With respect to quality of practice tests, both Princeton Review and Kaplan offer rock solid practice, and it is hard to differentiate between the two. They both use high-end digital platforms for their test taking and adaptive technology that mirrors the real GRE. We couldn’t really find a winner on this aspect.
Kaplan offers students three different course options, which generally differ by format:
As you may suspect, the price of each prep package generally goes up with the level of interaction and instruction provided. As such, the Self-Paced course option is the most affordable and can generally be found for around $450.
The Live Online course includes scheduled live classes, where you meet regularly with your instructor and fellow students in a virtual classroom for lessons. This course runs about $1,000.
Finally, Kaplan’s in-person course is priced slightly above the Live Online course at around $1,200, as it offers more personalized attention and instruction. These course costs are generally in line with Princeton Review’s pricing, but do vary somewhat, as shown above.
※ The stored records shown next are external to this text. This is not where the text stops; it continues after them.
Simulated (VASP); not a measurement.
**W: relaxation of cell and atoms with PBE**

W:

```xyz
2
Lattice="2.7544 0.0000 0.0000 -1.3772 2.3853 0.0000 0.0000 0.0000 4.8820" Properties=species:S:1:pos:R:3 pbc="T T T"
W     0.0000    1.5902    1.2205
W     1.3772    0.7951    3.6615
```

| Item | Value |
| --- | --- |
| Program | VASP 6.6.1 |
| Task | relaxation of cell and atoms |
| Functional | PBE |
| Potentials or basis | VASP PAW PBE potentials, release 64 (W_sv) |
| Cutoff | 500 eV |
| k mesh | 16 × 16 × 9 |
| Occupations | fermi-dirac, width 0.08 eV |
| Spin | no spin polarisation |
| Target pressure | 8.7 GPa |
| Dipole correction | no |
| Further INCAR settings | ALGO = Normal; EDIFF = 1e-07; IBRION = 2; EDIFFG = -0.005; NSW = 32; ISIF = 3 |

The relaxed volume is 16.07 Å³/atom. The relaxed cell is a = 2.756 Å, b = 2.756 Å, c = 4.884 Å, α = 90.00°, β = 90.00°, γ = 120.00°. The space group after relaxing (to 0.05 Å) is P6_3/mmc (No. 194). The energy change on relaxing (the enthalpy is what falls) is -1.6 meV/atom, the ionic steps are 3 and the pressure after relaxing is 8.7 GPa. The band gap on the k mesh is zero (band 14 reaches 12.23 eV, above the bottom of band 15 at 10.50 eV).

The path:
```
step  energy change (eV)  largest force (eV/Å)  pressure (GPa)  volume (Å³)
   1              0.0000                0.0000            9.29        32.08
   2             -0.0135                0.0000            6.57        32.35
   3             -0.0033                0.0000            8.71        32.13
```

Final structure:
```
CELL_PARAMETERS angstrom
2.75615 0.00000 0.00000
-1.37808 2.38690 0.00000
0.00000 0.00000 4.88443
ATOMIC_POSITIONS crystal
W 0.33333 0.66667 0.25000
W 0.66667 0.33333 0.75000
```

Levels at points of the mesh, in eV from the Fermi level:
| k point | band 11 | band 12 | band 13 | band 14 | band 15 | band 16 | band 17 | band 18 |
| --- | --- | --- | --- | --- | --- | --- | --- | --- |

Course options and pricing current as of date of publication.
The Kaplan Lessons and Study Material
Kaplan’s online video lessons and coursework are undeniably top notch, and a huge factor in why they land on our best GRE prep courses list. The 40+ hours of online lessons are carried out through a Kaplan instructor, who appears onscreen and provides some traditional classroom style instruction. However, rather than writing on an old whiteboard with their back to you, there is a digital whiteboard behind the instructor that follows along with the lesson and dynamically rolls through text, notes and graphics.
In addition, the Kaplan instructor periodically picks up a marker and writes notes onscreen in an eye-catching illuminous ink. They work practice problems right in front of you and break down concepts as they go. The production value is plainly high-quality, and the mixed media approach to teaching makes for an incredibly effective experience.
Following each video lesson is a short quiz that serves to reinforce what you just learned. If you miss any questions, you’ll be prompted to go back and read the problem explanation. We found Kaplan’s problem explanations to be very valuable. While shorter and more succinct than Princeton Review’s explanations generally, they give you all the detail you need to see why the correct answer was right and the incorrect answer choices were wrong.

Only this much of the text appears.